Specific manipulation: First, screenshots were taken of the dial interfaces of the Apple Watch Series 5 and Samsung Galaxy watches. We then redesigned the original interface from three aspects: the symmetrical type, the complex type, and the screen shape. Each type contained two dimensions, of which, the symmetry type contained symmetric and asymmetric, the complexity type contains complex and simple, and the screen shape contains square and round. To accurately test our research, based on the symmetry type, the complexity type, and the screen shape type, we created eight combinations of smartwatch mobile interfaces. Each combination contained four interfaces, for a total of 32 interfaces. All interface images had the same size and pixels. In the process of the interface design, we regarded color, icon, layout, and other elements as a whole design, and we did not subdivide them. In this way, we highlighted the key parameters of this study, namely, symmetry-asymmetry, complexity-simplicity, and square-round. Figure 2 shows some samples of the stimuli in the smartwatch interface.

3.2. Design of Experiment

The study used brands of the Apple and Samsung smartwatches as samples of the interface. The iPhone 11 (6.1 inches) and Samsung Galaxy S20 (6.1 inches) were used as the display devices. The two devices were used with indoor light sources in the same indoor environment. During the experiment, other interference factors were avoided in the indoor environment, and the two devices used the same brightness and display calibration. The brand logo was concealed to avoid the potential impact of the brand’s reputation or familiarity.
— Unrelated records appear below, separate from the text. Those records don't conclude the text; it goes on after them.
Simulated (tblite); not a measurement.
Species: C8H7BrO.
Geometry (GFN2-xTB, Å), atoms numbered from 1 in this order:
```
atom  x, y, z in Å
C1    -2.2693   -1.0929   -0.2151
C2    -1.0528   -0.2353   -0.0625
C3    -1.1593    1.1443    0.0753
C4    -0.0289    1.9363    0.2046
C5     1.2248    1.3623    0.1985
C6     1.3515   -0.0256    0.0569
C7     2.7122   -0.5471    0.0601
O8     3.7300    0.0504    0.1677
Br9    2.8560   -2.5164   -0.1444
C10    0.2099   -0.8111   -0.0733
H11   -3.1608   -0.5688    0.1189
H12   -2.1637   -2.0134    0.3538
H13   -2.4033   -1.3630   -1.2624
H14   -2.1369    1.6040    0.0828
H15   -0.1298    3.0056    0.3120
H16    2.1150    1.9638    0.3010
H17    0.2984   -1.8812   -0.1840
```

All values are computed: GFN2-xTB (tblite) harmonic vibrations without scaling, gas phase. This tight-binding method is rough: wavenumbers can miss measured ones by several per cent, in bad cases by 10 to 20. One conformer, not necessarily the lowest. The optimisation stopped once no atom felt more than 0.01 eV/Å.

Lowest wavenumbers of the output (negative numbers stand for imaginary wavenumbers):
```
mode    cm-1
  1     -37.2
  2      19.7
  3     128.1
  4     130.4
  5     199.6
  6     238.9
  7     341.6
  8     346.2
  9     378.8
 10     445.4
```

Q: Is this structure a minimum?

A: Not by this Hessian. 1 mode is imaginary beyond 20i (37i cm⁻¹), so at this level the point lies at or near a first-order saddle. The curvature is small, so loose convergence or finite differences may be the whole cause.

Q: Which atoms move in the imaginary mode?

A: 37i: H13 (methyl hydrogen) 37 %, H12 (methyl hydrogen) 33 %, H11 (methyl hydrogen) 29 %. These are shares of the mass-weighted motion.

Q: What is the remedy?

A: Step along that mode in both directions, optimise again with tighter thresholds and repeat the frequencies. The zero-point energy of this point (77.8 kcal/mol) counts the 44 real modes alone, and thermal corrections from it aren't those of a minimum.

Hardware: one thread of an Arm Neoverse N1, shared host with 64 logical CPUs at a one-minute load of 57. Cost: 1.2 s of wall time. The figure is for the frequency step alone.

This study was conducted in a laboratory at a university in Nanjing, China. A 2 (symmetry type: symmetry and asymmetry) × 2 (complexity type: complex and simple) × 2 (screen shape: square and round) between-subject design was used in the experiment, and a total of eight treatments were carried out, as shown in

Table 1. Symmetry type, Complexity type and Screen shape type and Corresponding Interfaces.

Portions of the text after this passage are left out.